Transparency is one of the principles driving recent developments in data privacy and data security. We’ve spent a lot of time discussing how important it is to be open with consumers and data subjects, to give them a clear idea of how their data is used, and why. The primary reason for this is to give them a meaningful chance to decide whether they agree to the tradeoff inherent in every data sharing partnership or transaction: if I give you x data, you will give me y benefit at z potential cost. If I like the relationship between x, y, and z, then we have a deal.
I know it sounds like math, but still, it makes sense.

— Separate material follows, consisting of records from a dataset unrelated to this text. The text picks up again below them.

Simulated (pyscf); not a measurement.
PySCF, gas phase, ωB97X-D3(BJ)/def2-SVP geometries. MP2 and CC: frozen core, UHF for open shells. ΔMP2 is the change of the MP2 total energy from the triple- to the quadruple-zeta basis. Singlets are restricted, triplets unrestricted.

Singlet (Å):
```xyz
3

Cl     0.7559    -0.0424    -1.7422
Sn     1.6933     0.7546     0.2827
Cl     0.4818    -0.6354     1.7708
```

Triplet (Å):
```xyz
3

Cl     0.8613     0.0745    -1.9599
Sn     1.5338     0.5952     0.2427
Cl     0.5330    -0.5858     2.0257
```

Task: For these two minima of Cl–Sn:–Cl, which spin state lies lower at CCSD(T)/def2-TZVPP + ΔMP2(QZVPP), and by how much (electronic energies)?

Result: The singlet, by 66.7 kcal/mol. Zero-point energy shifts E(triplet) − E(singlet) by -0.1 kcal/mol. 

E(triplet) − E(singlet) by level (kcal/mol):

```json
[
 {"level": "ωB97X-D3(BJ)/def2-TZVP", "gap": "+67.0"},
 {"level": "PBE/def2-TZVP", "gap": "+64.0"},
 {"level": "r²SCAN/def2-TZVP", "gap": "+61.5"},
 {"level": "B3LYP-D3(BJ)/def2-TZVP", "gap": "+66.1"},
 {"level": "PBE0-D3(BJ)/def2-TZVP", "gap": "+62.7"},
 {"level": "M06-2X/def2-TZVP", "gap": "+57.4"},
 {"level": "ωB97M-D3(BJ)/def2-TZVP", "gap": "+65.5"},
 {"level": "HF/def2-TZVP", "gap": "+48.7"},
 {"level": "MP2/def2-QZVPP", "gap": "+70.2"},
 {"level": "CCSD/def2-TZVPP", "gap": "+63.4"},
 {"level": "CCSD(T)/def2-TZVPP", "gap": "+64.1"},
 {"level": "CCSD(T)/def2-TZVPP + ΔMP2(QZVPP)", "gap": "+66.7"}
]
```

The problem, to paraphrase Commissioner Gordon, is when consumers neither get the transparency they deserve nor the transparency they need to make those informed decisions. Consider the following scenario: you have just parked your car, and, for the very first time, the following alert pops up on your phone —
“Hey, I always forget where I parked, great idea Waze!” you think, as you quickly tap “OK” and move on. And, at first glance, you can be forgiven for not seeing a single problem with this offer: I give Waze my health data (x) in exchange for a parking reminder (y) at a potential cost (z) that is seemingly very low because, let’s face it, Waze isn’t a healthcare company, so I don’t really care about them having my health information. You can even go a step further and get all lawyer-y to say that it was merely a request to use data, and it isn’t as if the app says “We need this information to save your parking location.” It’s a clean, simple exchange.
If you take a step back from that initial view, things become a lot more complicated. Conceptually, location and health data are some of the most sensitive pieces of information your phone holds – they are the data sets archetypically protected by laws like GDPR or HIPAA, but they are also the subject of extensive litigation about protection of Fourth Amendment rights to privacy and unreasonable searches. They are also among the most valuable data sets that exist: knowing where a consumer is located is intimately tied to consumer behavior and, therefore, to predicting their habits and purchasing patterns. Health data, on the other hand, is a primary driver of the seven trillion dollar health industry that comprises 10% of our economy. For context, this is what that number looks like written out: $7,000,000,000,000.00. So the data is sensitive, and the data is valuable. Probably worth re-thinking the x/y ratio above, right?
Consider, too, that in order for a disclosure to be meaningful it has to identify the z factor: what are the risks of this data being used? That’s both an objective and a subjective question. Intellectually, everyone understands that a company might be hacked and data might be stolen, so that’s not what we mean here. Instead, what are the risks from the user’s perspective. For instance, is there a risk that this data will be shared with companies who will target me with ads that I don’t want? Will it negatively affect my ability to obtain health insurance because I don’t walk enough or because I am constantly parked outside of a Krispy Kreme? In essence, will this data be used reductively, to identify me only as a plot-point on someone else’s risk/benefit ratio?
But isn’t there still a chance that Waze will only use the data for the purpose it says? And that it will honestly limit its uses of my data to parking location, and will protect my health data from outsiders? Or that they might just totally aggregate all health information they receive to create a valuable data point about how far the average person walks from their parking space to the location they’ve driven to? Absolutely, there is a chance of that and, frankly, if Waze explained that that’s what they’re doing, we would be completely fine with their disclosure. But they do not say that. Oh also: Waze is a subsidiary of Google.
In some ways, it seems that after all of the to-do over GDPR and the rise of the supposedly new era of data transparency, things really haven’t changed all that much. Data intake is still as rapacious as ever, and explanations to consumers — even about the most sensitive of data types — are as opaque as ever, even after Google’s $50m Euro fine for this kind of behavior. The reason is that every company conducts its own X/Y/Z risk-benefit calculation, but the Z-Risk factor is largely driven by the threat of lawsuits or regulatory actions. As time goes on, if regulators don’t observe the kind of transparency that they expect, the only way for them to change a business’s calculation is to make the regulatory costs much, much higher. That means enforcement, fines, and penalties.
Transparency is as much about what you don’t say to consumers as what you do say, and regulators are going to expect more than deafening silence.